John Roberts: Another Witless
Slave to "Precedence"
by Daniel Newby,
August 12, 2005
Summary:
Bush's supreme court nominee, John Roberts, certainly has a
way with other peoples' words. Are his views on
conscience and "precedent" reasonable or dangerous?
Topics:
1. John Roberts on Conscience &
"Precedent"
2. Ramifications of Robert's
Views
3. Tyranny of "Precedence" is
Not New
1. John
Roberts on Conscience & "Precedent"
Bush's nominee, federal appeals judge John
Roberts, definitely portrays himself as the go-along,
get-along type. In his own words at the 2003 confirmation
hearing for his current judgeship:
"I'd have to say that I don't have an
overarching, guiding way of reading the Constitution. I
think different approaches are appropriate in different
types of constitutional provisions... I'm going to follow
both the decisions I agree with and the decisions that I
don't agree with, regardless of any personal view."
Source: "Media
continue to mis-cite Roberts's "settled law" comment to
suggest his views on Roe v. WadeMatters," Media Matters
for America, 7/21/2005.
"There's no role for advocacy with respect to
personal beliefs or views on the part of a judge. The judge
is bound to follow the Supreme Court precedent."
Source: "Nominee's
views aren't clear in work representing others,"
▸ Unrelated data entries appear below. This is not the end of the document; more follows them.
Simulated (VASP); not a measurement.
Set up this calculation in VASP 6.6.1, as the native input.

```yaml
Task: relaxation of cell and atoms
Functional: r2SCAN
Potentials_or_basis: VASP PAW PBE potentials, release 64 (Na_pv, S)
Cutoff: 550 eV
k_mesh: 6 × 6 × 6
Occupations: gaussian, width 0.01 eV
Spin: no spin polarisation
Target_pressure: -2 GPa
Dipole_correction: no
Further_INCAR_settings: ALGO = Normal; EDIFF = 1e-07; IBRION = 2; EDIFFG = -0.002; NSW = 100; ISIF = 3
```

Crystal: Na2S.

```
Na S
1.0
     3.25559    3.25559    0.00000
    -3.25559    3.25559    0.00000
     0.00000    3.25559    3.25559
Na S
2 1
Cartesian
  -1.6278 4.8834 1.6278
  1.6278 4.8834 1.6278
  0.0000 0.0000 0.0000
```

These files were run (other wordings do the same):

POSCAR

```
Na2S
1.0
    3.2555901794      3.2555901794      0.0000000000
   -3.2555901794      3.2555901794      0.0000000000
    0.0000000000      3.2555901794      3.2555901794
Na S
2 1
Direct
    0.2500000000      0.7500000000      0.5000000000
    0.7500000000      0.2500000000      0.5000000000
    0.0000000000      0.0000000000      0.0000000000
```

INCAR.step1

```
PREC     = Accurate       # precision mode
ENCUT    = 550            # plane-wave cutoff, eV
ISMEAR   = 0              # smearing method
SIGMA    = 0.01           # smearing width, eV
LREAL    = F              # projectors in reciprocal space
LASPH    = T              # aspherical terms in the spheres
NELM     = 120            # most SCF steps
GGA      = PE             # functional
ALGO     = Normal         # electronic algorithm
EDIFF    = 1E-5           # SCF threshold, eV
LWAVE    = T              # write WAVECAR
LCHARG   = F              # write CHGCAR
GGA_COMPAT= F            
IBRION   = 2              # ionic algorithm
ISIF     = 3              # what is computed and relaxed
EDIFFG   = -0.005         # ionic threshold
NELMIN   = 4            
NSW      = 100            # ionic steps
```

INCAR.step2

Joan Biskupic, Toni Locy and Richard Willing, USA Today,
7/20/2005.
"Well, I will follow the lead of the Supreme
Court majority in any precedents that are applicable there.
And if Justices Scalia and Thomas are in dissent in those
cases, I am not going to follow the dissent. I'm going to
follow the majority."
Source: ibid.
Additional Roberts Quote: "I do have a history
of litigating cases, and when you talk about the ability to
set aside personal views and apply precedent without regard to
personal ideology or personal views, that’s something I’ve
been able to do in my practice. My practice has not been
ideological in any sense. My clients and their positions are
liberal and conservative across the board. I have argued in
favor of environmental restrictions and against takings
claims. I have argued in favor of affirmative action. I’ve
argued in favor of prisoners’ rights under the 8th Amendment.
I’ve argued in favor of antitrust enforcement. At the same
time, I’ve represented defendants charged with anti-trust
cases. I’ve argued cases against affirmative action. And what
I have been able to do in each of those cases is set aside any
personal views and discharge the professional obligation of an
advocate. And I would argue you look at cases on both sides.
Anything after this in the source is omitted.